Gold Creek: This is a painting I made a few years back and it is very important to me, as it is where I go most days to just disappear into the beauty of the surroundings. I used to hike to this viewpoint in Golden Ears Provincial Park in Maple Ridge BC., Canada and I just loved to stand in this particular space where all the natural lines converged into the depths of the ever-present running creek. The colours of gold and purple, are how the water, the forest, the mountains, and air, made me feel. At ease. Refreshed. Relaxed and uplifted from any worries. I love this place in reality and in my head. So I share this window of beauty with you today. As it is my window. So you can take your eyes on a Gold Creek holiday too.
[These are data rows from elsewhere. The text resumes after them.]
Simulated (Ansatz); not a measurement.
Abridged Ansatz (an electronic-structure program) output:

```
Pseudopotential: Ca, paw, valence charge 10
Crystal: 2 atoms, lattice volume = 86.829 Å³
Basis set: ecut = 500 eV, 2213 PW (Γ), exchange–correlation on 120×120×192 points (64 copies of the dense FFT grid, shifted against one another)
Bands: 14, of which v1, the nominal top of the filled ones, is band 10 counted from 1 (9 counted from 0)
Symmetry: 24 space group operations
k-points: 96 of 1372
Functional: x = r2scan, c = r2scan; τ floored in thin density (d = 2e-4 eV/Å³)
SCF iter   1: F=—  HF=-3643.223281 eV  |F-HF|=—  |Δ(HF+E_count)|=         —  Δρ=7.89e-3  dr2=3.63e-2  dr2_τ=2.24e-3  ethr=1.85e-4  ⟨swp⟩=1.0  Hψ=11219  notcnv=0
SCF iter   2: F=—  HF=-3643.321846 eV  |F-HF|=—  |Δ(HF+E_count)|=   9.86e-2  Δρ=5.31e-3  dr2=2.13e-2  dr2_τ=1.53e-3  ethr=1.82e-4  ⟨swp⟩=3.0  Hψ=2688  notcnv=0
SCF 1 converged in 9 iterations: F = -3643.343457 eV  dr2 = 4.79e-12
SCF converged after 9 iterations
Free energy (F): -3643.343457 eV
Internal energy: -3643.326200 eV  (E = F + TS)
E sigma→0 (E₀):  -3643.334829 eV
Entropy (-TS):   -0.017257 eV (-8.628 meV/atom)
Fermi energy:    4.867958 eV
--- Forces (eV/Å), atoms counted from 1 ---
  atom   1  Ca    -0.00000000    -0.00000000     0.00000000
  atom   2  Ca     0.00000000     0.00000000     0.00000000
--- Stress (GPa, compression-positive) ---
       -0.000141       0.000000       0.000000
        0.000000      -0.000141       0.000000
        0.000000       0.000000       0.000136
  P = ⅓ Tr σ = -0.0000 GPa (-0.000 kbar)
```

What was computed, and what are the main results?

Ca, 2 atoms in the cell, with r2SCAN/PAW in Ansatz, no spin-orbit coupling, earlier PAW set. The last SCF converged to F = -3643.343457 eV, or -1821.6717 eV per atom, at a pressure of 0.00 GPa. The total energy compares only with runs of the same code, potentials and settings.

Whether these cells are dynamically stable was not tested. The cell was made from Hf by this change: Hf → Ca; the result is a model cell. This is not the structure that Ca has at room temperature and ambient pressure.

Mostly, I feel we just need to jump start our brains with an alternative perspective on what we think we see. It is a fact that our brains love surprises. Our brains get excited to figure things out. I hope to teach as many people as I can to draw from real life studies, as the exercise of drawing is likely to ignite new thought patterns and will possibly be a helpful tool to increase understanding of artists and the visual art process.

In closing, I do believe we have to strive to find a delicate balance of solitude and social interaction. Humans are social creatures, our chemical activation's are dependent upon the human touch. Smiling with another, laughing with another, is good for our health. Now go outside and play!